Multi-party claims are on the rise. And in a UK-first, last month the Competition Appeal Tribunal (CAT) permitted a massive £14 billion opt-out consumer claim against Mastercard to go forward to trial.

Merricks v Mastercard has attracted nationwide attention as the UK’s biggest mass consumer class action-style litigation. Brought by former Financial Ombudsman Walter Merricks, the claim centres on fees imposed by Mastercard between 1992 and 2008 which it is alleged were passed on to consumers in higher retail prices.

Following an unsuccessful attempt to get the claim off the ground in 2017, Merricks has now secured a collective proceedings order to pursue the case. The collective proceedings regime, a “notable innovation” by the CAT’s own admission, enables businesses and consumers to seek compensation for harm suffered from anti-competitive behaviour. Eligible UK consumers who do not opt out of the claim will automatically qualify for compensation, similar to the US-style class action.
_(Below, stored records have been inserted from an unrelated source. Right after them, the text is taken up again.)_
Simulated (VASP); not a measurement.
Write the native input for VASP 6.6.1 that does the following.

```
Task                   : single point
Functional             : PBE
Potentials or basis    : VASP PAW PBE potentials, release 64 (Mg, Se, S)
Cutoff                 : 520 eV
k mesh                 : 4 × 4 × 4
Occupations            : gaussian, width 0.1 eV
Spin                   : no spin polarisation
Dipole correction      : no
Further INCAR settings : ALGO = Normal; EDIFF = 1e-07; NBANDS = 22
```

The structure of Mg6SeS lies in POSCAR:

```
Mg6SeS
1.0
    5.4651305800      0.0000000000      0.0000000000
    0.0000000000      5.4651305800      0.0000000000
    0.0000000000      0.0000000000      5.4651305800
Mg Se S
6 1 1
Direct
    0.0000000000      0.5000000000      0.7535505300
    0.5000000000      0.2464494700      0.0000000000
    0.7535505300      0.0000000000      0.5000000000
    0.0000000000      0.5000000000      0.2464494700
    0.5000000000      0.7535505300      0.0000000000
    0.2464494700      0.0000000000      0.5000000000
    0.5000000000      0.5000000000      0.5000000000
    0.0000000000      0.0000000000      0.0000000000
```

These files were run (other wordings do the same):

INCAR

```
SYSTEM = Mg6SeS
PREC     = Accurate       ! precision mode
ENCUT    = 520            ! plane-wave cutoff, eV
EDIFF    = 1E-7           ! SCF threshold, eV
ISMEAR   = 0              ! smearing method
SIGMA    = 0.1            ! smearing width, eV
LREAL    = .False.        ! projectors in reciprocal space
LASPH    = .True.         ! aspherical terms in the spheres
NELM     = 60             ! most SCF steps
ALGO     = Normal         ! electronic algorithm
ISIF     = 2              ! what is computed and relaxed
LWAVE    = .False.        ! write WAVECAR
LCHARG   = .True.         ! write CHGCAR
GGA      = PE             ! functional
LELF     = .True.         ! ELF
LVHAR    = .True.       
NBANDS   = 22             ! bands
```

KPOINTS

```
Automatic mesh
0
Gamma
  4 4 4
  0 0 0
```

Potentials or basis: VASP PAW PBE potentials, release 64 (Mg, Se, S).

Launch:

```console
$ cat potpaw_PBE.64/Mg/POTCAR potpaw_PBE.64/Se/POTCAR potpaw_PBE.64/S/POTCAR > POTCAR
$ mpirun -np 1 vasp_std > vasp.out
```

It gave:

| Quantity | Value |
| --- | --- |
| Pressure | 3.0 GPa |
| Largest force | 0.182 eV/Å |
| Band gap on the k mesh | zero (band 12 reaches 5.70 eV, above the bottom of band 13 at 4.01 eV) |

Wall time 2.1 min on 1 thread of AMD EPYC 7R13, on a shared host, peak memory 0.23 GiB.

The case is one to watch as the parties now work towards trial and we think will throw up many novel issues along the way. Points of particular interest coming out of the most recent hearing include:

  • The new funding terms, which the CAT had to consider following a change in Merricks’ litigation funder. The new arrangement largely found favour with the CAT, with adverse costs cover having increased from £10m to £15m and own costs and disbursements cover from £33m to £45.1m. The CAT noted this as particularly significant in the context of Merricks’ £32.5m costs budget and was comfortable that the increase in cover allowed for a substantial excess.
  • The adequacy of the adverse costs protection afforded to Mastercard through Merricks’ funding agreement. The CAT expressed concerns that any adverse costs award would normally be made against Merricks, who naturally lacks the means to pay any, inevitably very substantial, costs order. A further concern was that the funder is based outside the jurisdiction, in Jersey. Ultimately the funder agreed to provide an undertaking to discharge any adverse costs liability and the CAT was satisfied with that approach.
  • The CAT’s approach to potential points of conflict between the funder and the class member. It took no issue with the settlement provisions of the funding agreement, which ultimately allow Merricks himself to determine whether to accept or reject a proposed settlement. But the CAT did take issue with the termination provisions which it said gave the funder too broad a discretion to terminate funding. The funder agreed to narrow the relevant wording so that any decision to terminate must be based on independent legal and expert advice, and the CAT was satisfied with that change.
  • The CAT’s refusal to extend Merricks’ class of claimants to include deceased persons, which would have increased the class size by approximately 13.6 million people . It also refused Merricks’ claim for compound interest which alone would add some £2.2 billion to the total award sought.

The judgment represents a big step forward for UK consumer group class action-style claims, which are inherently complicated and difficult to run. It is also a crucially important judgment for third party litigation funders in understanding how best to structure their funding agreements to support large-scale litigation. We will watch with interest to see how the case develops, and also whether, and how, the CAT’s collective proceedings regime might provide a template to be rolled out in other tribunals and courts. This case is leading the way in collective proceedings actions and will undoubtedly open the door for other types of complex group claims.